Divorce is a process that brings a lot of pain for both partners in the relationship. The pain can stem from emotional hurts, child rights, to division of property. A majority of the time, property division is the main reason a divorce procedure moves along sluggishly. Couples should realize that division of property has its own set of rules that may complicate the process.
Choosing of Representative
You can, in fact, proceed with a divorce without hiring a lawyer. However, the typical citizen, does not have ample knowledge of the law. In cases where there is sufficient property of concern, it is a wise decision to hire a lawyer that specializes in divorce. This way, you will increase the probability that your property will be divided fairly.
Some divorce judges decide on your property division results on your pre-nuptial agreement. If you and your partner have properly drawn a clear cut agreement pre nuptial, then the judge will heavily base the decision on this paper. Consult this agreement first before setting up your own divorce conditions.
Keep in mind that a divorce is bound by state law. Each state has different divorce laws than the other. One state's law might require an equal division of all properties acquired during the marriage. Community Property Law, in some states for example, require that all property of value that was shared during the marriage is equally divided upon divorce. It is a wise move to be familiar with these state laws first before filing for divorce.
The judges of your case will always be pro-equitable division of property. At the time of divorce agreement, the judge will approve whatever is in the agreement of both parties. In this light, constant communication and cooperation between the couple is very important. Indecision impedes the case. You can always let the judge decide on the property division but the outcome will not always favor your side. If the judge sees that your joint bank account has just the same value as property possessed by the other party, the judge might simply reward the property to one party and then the bank account to the other. This might not be the result you are expecting so a private agreement between the two of you is the best practice.
Differences in wage earnings will also have weight in the court's decision about how property is to be divided.
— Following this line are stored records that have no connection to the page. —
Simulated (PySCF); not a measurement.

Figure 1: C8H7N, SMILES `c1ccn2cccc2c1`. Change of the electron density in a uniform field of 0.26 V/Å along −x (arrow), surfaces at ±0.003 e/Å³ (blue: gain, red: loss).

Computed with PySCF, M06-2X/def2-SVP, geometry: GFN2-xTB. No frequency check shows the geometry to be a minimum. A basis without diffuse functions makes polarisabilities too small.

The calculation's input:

All properties acquired before marriage usually goes to whoever bought that property. If the house is owned by one party and there is no agreement that the property is a conjoined account, then the property goes to the original owner. As long as there are no agreements and terms that would question the ownership, the original owner gets it. Couples who reside in Community Property states should check with an attorney regarding property that was owned prior to the marriage but shared during it.
Fraud is prevalent in divorce cases. At this point, you might be emotionally attached to a certain property or account and do not want to give it to the other party. This is a normal reaction but be warned that it is illegal to withhold a property during the case proceedings and it may result in the court not giving the assets and earnings to you. Skilled lawyers can trace your records and use fraud in the court against you.